These objects are detected using complete 3D information with the pedestrian hypothesis based on the disparity map [12]. The feature of this collision avoidance system is required to detect the obstacle from the distance of 20m [12]. Pattern matching is used for this purpose in which we compare a set of human shapes with the detected points in the form of 2D image to reduce the calculation time [12].

Fig. 3: Pedestrian Detection (source: [29])

Furthermore, for the improvement of results, there can be some refined techniques as well in the field of stereovision. Particle filtering and grey-scale images can be more useful for calculating the lane detection in the complex situation on the highway or city area [13]. The most common situations in the lane detection can be appearance and disappearance of the lane, lane joining, there can be a sharp change in the direction of lane and there can be a chance of sensor failure because of some internal or external conditions. Just like lane tracking, another advance approach has been developed for achieving high accuracy in detection of traffic isles. The stereo information has transformed into the rectangular Digital Elevation Map [14] and has been divided into two classifications: density and road surface. In the next step, fusion and error filtering are conducting. Further accuracy can be achieved by designing a function for sub pixel accuracy. Generally there can be two methodologies used in stereovision based algorithms, first one is using a histogram to represent the environment and the second is to use synthetic images of the given environment [15]. For vehicle distance estimation, we use stereo vision sensors. The stereo images are obtained and the region of interest of the license plate is estimated using color features [16]. Simulated environment is used with specialized software which shows successful extraction not on the approaching vehicles but also the obstacles and pedestrians [17]. A data-driven approach is used to model and predict the maneuvers of surround drivers. By observing surrounding and accruing vehicle trajectories over time, it is possible to learn what are typical highway activities, using simple detectors and trackers that operate in real-time, based on experience rather than explicit modeling [18]. Epipolar geometry

[19] is the theoretical base of the pinhole camera model [19], which is used in stereovision. The correctness of 3D reconstruction mainly depends on the left and right features on the same line as used to fit a parabola to a neighborhood around the minimum position of correlation function [20]. A number of standard methods are available in the literature to locate the intrinsic parameters [21-24]. Calibration can be performed after a detailed observation of calibration objects with their geometrical properties known in 3D space. We can also use plane undergoing in a way of precise known translation. In such a type of technique normally calibration objects are not used. In a static scene, movement of the camera gives generally two constraints due to rigidity of the scene, internal parameters from displacement of one camera with the help of image information alone. That is why by taking images with the same camera by using fixed internal parameters, comparisons in three different images will be enough to reconstruct 3D structure nearest to the real situation by using both internal and external parameters. This method of reconstructing 3D structure is famous, but it is little flexible that’s why we can say that it is not very mature. Many other parameters can be used to create 3D coordinates, which are quite helpful to get reliable results. In the present methodology, there is a requirement of a camera to observe different orientations of planar patterns shown in the image. There can be one procedure in which you can take a printout of this pattern using a laser printer and attach it on a planar surface and camera can be moved or in another way that planar pattern can be moved by hand. The presented methodology lies between the photogrammetric calibration and self-calibration, reason is that we are using 2D metric data instead of 3D or purely implicit one. Two procedures can be used to test the results of given technique; one is computer simulation and other is by using real data. The proposed technique is more flexible as compared to the classical technique. Considerably, the degree of robustness is more as compared with self-calibration. According to the analysis of this technique, it is considered that it will advance 3D computer vision one step forward from laboratory environments to the situations like the real world.

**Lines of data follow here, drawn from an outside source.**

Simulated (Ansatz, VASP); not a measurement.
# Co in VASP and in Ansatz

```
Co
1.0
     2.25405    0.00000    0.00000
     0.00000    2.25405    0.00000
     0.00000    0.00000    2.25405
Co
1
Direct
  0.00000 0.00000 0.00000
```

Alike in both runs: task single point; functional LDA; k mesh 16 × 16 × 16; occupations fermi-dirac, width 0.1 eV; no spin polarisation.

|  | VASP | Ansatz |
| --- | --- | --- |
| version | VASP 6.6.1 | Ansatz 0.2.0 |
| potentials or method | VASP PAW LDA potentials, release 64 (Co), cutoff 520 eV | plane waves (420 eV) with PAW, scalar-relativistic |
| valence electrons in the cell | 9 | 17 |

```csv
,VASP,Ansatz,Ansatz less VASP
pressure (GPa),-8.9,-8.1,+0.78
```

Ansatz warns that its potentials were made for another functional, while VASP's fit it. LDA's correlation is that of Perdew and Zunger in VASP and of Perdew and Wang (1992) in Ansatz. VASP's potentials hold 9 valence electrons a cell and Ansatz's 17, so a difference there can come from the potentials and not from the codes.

Physical camera provides two types of parameters called extrinsic and intrinsic parameters. Extrinsic parameters are used for transforming coordinates of an object to a centered coordinate frame of a camera. If multiple cameras are used, then extrinsic parameters obtained from multiple cameras can be used to describe the relationship between the cameras. Collinearity principle is used in the pinhole camera model in which every coordinate is drawn in the form of a straight line in the object space through the projection center of an image plane. The origin of the camera coordinate system is considered as a center projection of the location by comparing the object coordinate system. Three axes are called X0, Y0 and Z0 where the z-axis is on 90 degree to the image plane. The rotation of these angles can be represented by ω, ф, and κ which will describe a sequence of rotation around the three angle x, y and z. These rotations are normally clockwise; this rotation is performed in a sequence like first of all it will be around the x-axis then around the y-axis and then in the last it will be around the z-axis.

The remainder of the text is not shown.